This article was previously published in Issue 19, ABSENCE (December 2018).

Still from The Gleaners and I, 2000, dir. Agnès Varda (Image: Cine-Tamaris & Zeitgeist Films)

Still from The Gleaners and I, 2000, dir. Agnès Varda (Image: Cine-Tamaris & Zeitgeist Films)


We find Agnès Varda and an anonymous man in a field in rural France, gleaning for potatoes

left to rot by industrial agribusiness.


The man: “There are deformed ones, heart-shaped ones.”

Varda: “I was glad. I immediately filmed them up close and set about filming perilously with one hand, my other hand gleaning heart-shaped potatoes.”
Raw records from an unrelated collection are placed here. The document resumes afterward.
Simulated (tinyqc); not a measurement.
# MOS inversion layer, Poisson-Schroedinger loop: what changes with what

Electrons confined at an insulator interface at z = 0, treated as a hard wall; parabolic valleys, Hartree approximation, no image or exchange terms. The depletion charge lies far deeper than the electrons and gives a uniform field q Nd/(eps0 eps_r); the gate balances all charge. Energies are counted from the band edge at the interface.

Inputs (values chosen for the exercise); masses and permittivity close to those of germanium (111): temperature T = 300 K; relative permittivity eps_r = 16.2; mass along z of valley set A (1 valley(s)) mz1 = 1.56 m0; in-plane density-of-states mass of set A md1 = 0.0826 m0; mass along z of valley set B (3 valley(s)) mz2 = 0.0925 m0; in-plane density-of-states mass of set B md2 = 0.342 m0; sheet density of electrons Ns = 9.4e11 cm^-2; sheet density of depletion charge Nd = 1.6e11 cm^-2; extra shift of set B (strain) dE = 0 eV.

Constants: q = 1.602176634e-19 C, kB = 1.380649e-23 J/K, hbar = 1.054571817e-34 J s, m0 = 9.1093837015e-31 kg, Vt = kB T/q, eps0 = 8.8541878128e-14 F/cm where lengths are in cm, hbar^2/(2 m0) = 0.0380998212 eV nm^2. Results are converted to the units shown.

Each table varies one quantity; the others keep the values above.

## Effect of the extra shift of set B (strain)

These heart-shaped potatoes, ‘deformed’ to some, draw clear parallels with Varda’s own hand, the hand of an ageing woman, something she is oh so aware of in much of her work. Yet these hands are fragile and are so frightfully overlooked, much like the subjects of Varda’s films; for it is with tenderness that she depicts the singularity of the human condition. Time again we see Varda’s subjects (so often women) in incorrupt scenes, some staged, some genuine. It is this genuine nature to Varda’s craft that draws me back to her. The Gleaners And I, the film from which the above scene is taken moves me ceaselessly.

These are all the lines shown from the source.